As an edited volume in honor of the 75th birthday of Siegfried Heiler, the selected subject areas reflect the broad range of his research. He worked on different topics of empirical economics since the late 1960s. One of his main areas was the analysis of macroeconomic time series. The Berlin Method (BV, Berliner Verfahren, Heiler, 19691970) and further extended versions (Heiler, 19761977) have become standard methods of the German Federal Statistical Office since the early 1970s for calculating major business-cycle indicators. Its fourth version (BV4) is used by the German Federal Statistical Office since 1983 (see Heiler and Michels, 1994; Speth, 2006 and references therein), and also by the DIW-Berlin (German Institute for Economic Research) and other institutes involved in empirical economic research. Since then, further improvements of the BV have been worked out by Heiler and his students. For instance, optimal decomposition of seasonal time series using spline-functions is discussed by Hebbel and Heiler (19781987a), smoothing of time series in an error-in-variables model was studied by Hebbel and Heiler (1985), decomposition of seasonal time series based on polynomial and trigonometric functions is proposed in Hebbel and Heiler (1987b). Also a generalized BV has been developed (see the next chapter for a detailed description and applications). The application of local regression with polynomials and trigonometric functions as local regressors is discussed in Heiler and Michels (1994), algorithms for selecting the bandwidth based on this approach are developed in Heiler and Feng (19962000) and Feng and Heiler (2000). Other significant contributions include robust estimation of ARMA models (Allende and Heiler, 1992; Heiler, 1990) and related topics in economic time series analysis.
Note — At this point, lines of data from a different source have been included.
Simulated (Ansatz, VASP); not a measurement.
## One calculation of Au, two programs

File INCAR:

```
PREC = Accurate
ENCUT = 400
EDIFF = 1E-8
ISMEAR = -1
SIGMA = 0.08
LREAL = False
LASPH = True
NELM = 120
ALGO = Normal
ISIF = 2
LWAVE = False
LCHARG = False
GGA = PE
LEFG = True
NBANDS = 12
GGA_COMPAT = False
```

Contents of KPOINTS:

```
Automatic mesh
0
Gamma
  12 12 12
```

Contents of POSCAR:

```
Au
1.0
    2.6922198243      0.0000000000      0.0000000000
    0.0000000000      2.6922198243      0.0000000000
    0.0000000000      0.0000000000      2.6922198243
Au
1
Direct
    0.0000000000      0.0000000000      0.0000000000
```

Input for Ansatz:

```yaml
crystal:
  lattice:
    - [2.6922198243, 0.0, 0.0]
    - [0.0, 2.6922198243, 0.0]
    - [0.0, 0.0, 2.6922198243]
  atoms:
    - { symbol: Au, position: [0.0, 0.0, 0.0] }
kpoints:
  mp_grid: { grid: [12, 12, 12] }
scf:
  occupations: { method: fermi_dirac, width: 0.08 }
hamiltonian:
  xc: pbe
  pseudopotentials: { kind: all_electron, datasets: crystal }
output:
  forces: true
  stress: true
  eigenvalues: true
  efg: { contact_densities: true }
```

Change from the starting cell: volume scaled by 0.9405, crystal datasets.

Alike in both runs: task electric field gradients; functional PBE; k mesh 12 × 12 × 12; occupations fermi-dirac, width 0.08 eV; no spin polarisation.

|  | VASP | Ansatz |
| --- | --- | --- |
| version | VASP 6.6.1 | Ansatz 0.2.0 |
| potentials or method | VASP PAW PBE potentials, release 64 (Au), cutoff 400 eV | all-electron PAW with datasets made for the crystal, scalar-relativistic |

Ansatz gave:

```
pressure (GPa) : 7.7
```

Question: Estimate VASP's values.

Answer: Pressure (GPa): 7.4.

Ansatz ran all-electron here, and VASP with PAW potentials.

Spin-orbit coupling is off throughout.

Since the early 1990s, Prof. Heiler’s research focused on further developments of nonparametric time series analysis, solving in particular the crucial problem of bandwidth selection (see Heiler, 2001 for an overview). New algorithms for bandwidth selection in nonparametric regression are published in Heiler and Feng (1998), Beran et al. (2009), and Feng and Heiler (2009). Nonparametric time series models for empirical financial research may be found in Abberger et al. (1998), Abberger and Heiler (20012002), and Feng and Heiler (1998). Another area Prof. Heiler was involved in is environmental statistics. Results in this context are summarized, for instance, in Hebbel and Heiler (1988) and Heiler and Michels (19861989) (also see his contribution in Ghosh et al., 2007). In the early years of his academic career, he also worked on some research topics in demography (Heiler, 19781982). At that time, Heiler (1978) already indicated possible effects of the decline in the birthrate on the future of the German social security system.

The contributions to this volume are divided into three parts: (1) Empirical Economic Research; (2) Empirical Financial Research; (3) New Econometric Approaches. The first part, chapters “Decomposition of Time Series Using the Generalised Berlin Method (VBV)” through “The Precision of Binary Measurement Methods”, consists of methods most suitable for empirical research in economics. Properties of the methods are discussed and applications are illustrated by real data examples. This part also includes two case studies to show how a project in empirical economics can be carried out using existing methods in the literature. In the second part, chapters “On EFARIMA and ESEMIFAR Models” through “Zillmer’s Population Model: Theory and Application”, different new models with a clear emphasis on applications in empirical financial research are introduced. Their theoretical properties and practical implementation are discussed in detail, together with applications to real financial data. A case study on the development of a currency crises monitoring system is also included. Finally, the third part, chapters “Adaptive Estimation of Regression Parameters for the Gaussian Scale Mixture Model” through “On a Craig–Sakamoto Theorem for Orthogonal Projectors”, consists of general contributions to econometric and statistical methodology. Here the emphasis is on the discussion of theoretical properties. In some contributions theoretical results are confirmed by simulation studies.

The topics in the three parts are closely related to each other. Some contributions may be logically allocated to more than one part. Moreover, topics in environmental statistics and demography are also involved in some of the contributions, but these are not indicated separately. From the methodological perspective the contributions cover a wide range of econometric and statistical tools, including uni- and multivariate time series analysis, different forecasting methods, new models for volatility, correlations and high-frequency financial data, approaches in quantile regression, panel data analysis, instrument variables, and errors in variables models. The methodological characteristic was not a criterion for the allocation to Parts I,II, and III. Hence, contributions to specific statistical methods may occur in any of the three parts. Within each part, the contributions are, as far as possible, arranged following a methodological structure. In Part I the contributions are given in the following order (1) time series; (2) panel data; (3) other topics. Contributions in the second part are arranged in the sequence (1) univariate time series; (2) multivariate time series; (3) other financial data. The third part follows the sequence (1) cross-sectional data; (2) univariate time series; (3) multivariate time series; and (4) general econometric and statistical methods.

This book covers theory, methods, and applications of empirical economic and financial research. The purpose is to establish a connection between the well-developed area of empirical economic research and the emerging area of empirical financial research, and to build a bridge between theoretical developments in both areas and their application in practice. Most of the contributions in this book are originally published here. The book is a suitable reference for researchers, practitioners, and graduate and post-graduate students, and provides reading for advanced seminars in empirical economic and financial research.